Legislators seek law change over recruiting flap at University of Memphis

State Sen. Brian Kelsey (R-Germantown) and Rep. Antoni Parkinson (D-Memphis) want to change state law to address a college basketball recruiting crisis brewing at the University of Memphis.

Here’s the full release:

Nashville, Tenn. – Senator Brian Kelsey’s (R-Germantown) bipartisan bill to allow college athletes to profit from their likeness will also prohibit public universities from discriminating against players based on coach donations to universities.

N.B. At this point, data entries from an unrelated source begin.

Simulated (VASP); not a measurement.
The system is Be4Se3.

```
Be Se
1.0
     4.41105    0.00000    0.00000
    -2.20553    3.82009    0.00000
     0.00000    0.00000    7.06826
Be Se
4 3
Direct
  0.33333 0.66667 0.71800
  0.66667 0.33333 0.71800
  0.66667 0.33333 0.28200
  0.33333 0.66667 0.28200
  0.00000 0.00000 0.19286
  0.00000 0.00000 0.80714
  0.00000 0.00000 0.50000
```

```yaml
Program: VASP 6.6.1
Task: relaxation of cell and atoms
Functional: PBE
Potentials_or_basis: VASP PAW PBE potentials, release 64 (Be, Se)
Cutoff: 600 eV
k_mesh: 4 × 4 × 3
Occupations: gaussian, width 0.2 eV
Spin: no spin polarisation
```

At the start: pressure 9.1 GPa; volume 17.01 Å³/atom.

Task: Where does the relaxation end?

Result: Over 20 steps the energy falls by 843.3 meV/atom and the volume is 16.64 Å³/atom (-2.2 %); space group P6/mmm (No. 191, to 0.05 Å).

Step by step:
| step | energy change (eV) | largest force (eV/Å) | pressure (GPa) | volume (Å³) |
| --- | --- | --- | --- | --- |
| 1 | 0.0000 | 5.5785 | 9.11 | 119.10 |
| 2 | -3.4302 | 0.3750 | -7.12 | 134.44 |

“We want to encourage our former players to donate to our public universities to help keep college tuition affordable,” Sen. Kelsey said. “Discouraging these donations is not worth appeasing an organization that does nothing but take down banners from our rafters. The NCAA is an archaic organization whose time has come and gone. It is up to the athletic conferences to create a new paradigm, as they did with the college football championship.”

In May, the Senate unanimously approved Sen. Kelsey’s resolution calling for the state’s public universities to oppose the NCAA prohibition on compensation for college athletes and instructing Tennessee’s nine public universities to work with their respective athletic conferences in opposition to the rules and to implement a system which is fair to college athletes. 

In September, California passed legislation empowering college athletes to profit from their image and likeness, autographs, and endorsements, allowing compensation to be determined by the free market. Sen. Kelsey announced that he will introduce legislation in Tennessee modeled after the California bill, instituting the Olympic model of compensation for college athletes in Tennessee. Today, he announced additional language to ban public universities from discriminating against players based on donations to the university by a coach.

“Peyton Manning donated $1 million to the University of Tennessee last year,” Sen. Kelsey said. “Does that mean that he can never become a coach and invite his players over for popcorn to watch a bowl selection show? This arcane NCAA rule would discourage Eric Berry from donating to the University of Tennessee in case he wants to ever become the UT defensive backs coach.”

The General Assembly will begin its next legislative session on January 14, 2020.

“The legislature supports our college athletes, our coaches, and our state universities,” Sen. Kelsey said. “If the NCAA doesn’t correct this injustice by January, we’ll do it for them.”

Rep. Antonio Parkinson (D-Memphis) plans to sponsor this legislation in the House.

“I want to remind everyone that state law trumps any rule that is created by the NCAA,” Rep. Parkinson said. “Unfortunately those rules created by the NCAA are harmful to the student athletes who actually generate the revenue in college sports. Lastly, if you remove the student athletes, the NCAA becomes nothing but a useless organization.”